Before a hedge fund signs on with an IT firm - cloud, network or otherwise - they have to know that the firm can handle any and all situations.
When it comes to IT and the Operational Due Diligence (ODD) process there are a few topics that come to mind on which funds need to put a great deal of focus and consideration. Infrastructure providers will assure you that data is secure and accessible, but the right questions need to be asked before making the full transition to the cloud. This is where the value of the Due Diligence Questionnaire (DDQ) really lies.
The first, and perhaps most important, question in the due diligence process pertains to data security. With many countries trying to hack in order to gain access to people’s intellectual property as well as “hacktivists” and other individuals trying to make a statement by steeling and acquiring sensitive personal information, data security is of the utmost importance in today’s business world. Though investors are becoming much more comfortable with the cloud as opposed to five years ago, many still make the assumption that data is safer residing physically onsite.

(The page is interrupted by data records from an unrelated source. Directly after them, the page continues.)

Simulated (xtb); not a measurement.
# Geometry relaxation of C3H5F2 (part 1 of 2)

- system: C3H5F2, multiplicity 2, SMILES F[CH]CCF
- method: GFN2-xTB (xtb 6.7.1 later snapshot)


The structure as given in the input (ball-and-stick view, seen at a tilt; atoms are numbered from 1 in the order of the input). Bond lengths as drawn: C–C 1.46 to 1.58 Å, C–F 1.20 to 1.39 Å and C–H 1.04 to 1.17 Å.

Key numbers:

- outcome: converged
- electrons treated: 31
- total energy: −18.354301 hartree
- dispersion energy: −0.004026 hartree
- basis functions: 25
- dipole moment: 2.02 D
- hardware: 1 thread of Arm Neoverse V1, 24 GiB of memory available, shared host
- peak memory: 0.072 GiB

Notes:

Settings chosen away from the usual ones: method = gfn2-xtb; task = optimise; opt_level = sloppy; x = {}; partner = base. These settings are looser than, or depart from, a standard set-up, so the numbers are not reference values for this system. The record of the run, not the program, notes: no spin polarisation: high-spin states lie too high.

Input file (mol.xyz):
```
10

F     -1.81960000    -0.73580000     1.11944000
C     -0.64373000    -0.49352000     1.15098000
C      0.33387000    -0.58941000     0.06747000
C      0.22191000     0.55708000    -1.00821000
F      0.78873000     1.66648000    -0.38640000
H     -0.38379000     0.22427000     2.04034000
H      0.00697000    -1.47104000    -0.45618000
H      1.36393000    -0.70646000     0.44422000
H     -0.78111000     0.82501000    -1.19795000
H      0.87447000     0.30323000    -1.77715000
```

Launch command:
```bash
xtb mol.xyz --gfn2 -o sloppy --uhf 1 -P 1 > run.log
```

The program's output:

However, when firms take a closer look they can quickly see how much safer their data actually is when residing in a private cloud environment. In fact, the most common data security threats are internal and can occur when using malware through either email, a website download or with a USB drive. Certain infrastructure providers will work directly with clients by taking them on an in-person tour of their datacenters so they can see first-hand how and where their data is stored. They will also sit down and educate clients on how intrusion detection solutions are implemented and how to map out proper access controls and policies.
It is important that firms fully understand how all of their applications are being hosted. If data is being stored outside of the IT provider’s cloud, it is important to make sure the company has all the checks and balances needed to keep all of the data secure.
If firms choose to go with a VOIP service, they must ensure that investors understand how their voice system works and how they will be able to continue using phones in case of an internal outage. In cases where phones are no longer an option, they need to know other methods that allow them to carry out trades and continue to run the business effectively.
When Disaster Strikes
In the event of a natural disaster, knowing how to respond and, most importantly, how to continue operating is crucial to a firm’s survival. This was never more evident in the financial services industry than when Hurricane Sandy struck the northeast in October 2012. The majority of Wall Street operations were shut down and firms relied heavily upon their service providers for data protection and continued operations. Business continuity planning (BCP) is a large part of this. Identifying the specific internal and external threats to the firm during a potential breakdown or disaster is the only way a firm will stay afloat. Business continuity planning can act as a large part of the ODD process, adding a great deal of value and is very often an underrated component.
Next to business continuity planning, disaster recovery and what a firm’s plan is if their outsourced IT provider decides to close its doors is another key consideration. In that situation, how then does a firm continue to operate business as usual? While having available “hot seats,” alternate sites dedicated to recovery, is a good precaution, it is important to note that in many natural disaster situations, such as Hurricane Sandy, these locations will no longer be viable options either. With that in mind, it is very important that firms work closely with their IT solutions provider to develop an alternative plan.
Finally, when working in a co-sourced relationship, hedge funds and private equity firms must communicate with their service providers on a regular basis. This includes involving the vendor as part of the Operational Due Diligence process with investors. This also allows the service provider to understand what improved tools they can build to better automate and assist with the DDQ\ODD process. If firms take these steps during the process, they will be sure to have an excellent relationship with both their infrastructure providers and their investors.